Pride

Pride

By: Ibi Zoboi / Narrated By: Elizabeth Acevedo

Length: 6 hrs and 8 mins

Not the best P & P Variation but certainly memorable…

Zuri Benitez is pride personified, and that’s probably the biggest problem with Pride by Ibi Zoboi in this urban retelling of Jane Austen’s Pride and Prejudice. When Darius Darcy and his family move into their neighborhood, Zuri is ready to feel nothing or to feel scorn if she must be made to feel anything. After all, the hood is gentrifying quite rapidly, with uptight and wealthy white people coming in, all looking down on the original families of the neighborhood for their loud and vivacious ways. As Zuri says: The Benitez girls talk loud and laugh from their bellies.

And there are five Benitez girls, with Zuri and big sister Janae being the most ambitious of the five. The younger three are wild and loud and get into trouble and just generally cause uproars. I s’pose I appreciated that Zoboi gave all the characters the same beginning initials that the characters in P & P have because I would’ve been lost otherwise, just going by personalities. I didn’t see Lydia or Kitty anywhere, and I was looking really hard.

The Publisher’s Summary (Just shoot me now for reading it!) says Zoboi skillfully balanced cultural identity, class, and gentrification with “the heady magic of first love in her vibrant reimagining of this beloved classic.” Hmm, actually, when you listen to it, the book is really about cultural identity with little having to do with the beloved classic.

And then there’s Zuri’s whole pride thing.

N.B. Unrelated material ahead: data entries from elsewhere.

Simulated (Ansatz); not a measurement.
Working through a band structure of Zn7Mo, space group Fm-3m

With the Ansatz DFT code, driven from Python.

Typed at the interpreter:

Cuz, see, her biggest problem with Darius is that he’s not really black enough. She thinks it’s pathetic that he speaks like he’s white, he doesn’t know street slang, he doesn’t have the mannerisms that are acceptable in her hood. And that gets pretty annoying. Especially as Elizabeth Acevedo’s narration can make Zuri sound shrill and harsh. I get that she loves her family and her community, but she’s suuuuuper judgmental, and it’s all based on ignorance and an unwillingness to accept that the world might be wider than what she’s used to. I mean, Darius resides in the world at large, straddling black and white America both, and he’s not a jerk. Why does Zuri have to be? It makes for an unflattering heroine in this story.

But maybe I’m being a bit harsh. After all, I’m INCREDIBLY used to P & P variations that are INCREDIBLY bad, so I really should be quite thrilled with Pride. Alas, Zuri’s obnoxious ways, made even more obnoxious by Acevedo’s narration, grated on my nerves. I did, however, like that Zoboi made Zuri a poet, and I like that she recited. her poetry aloud. Huzzah for literate females with talent! But that wasn’t enough to make me care about what happened to her, and I felt that Darius got a raw deal when he hooked up with her.

A grand attempt, this retelling of a beloved classic. But definitely a flawed execution.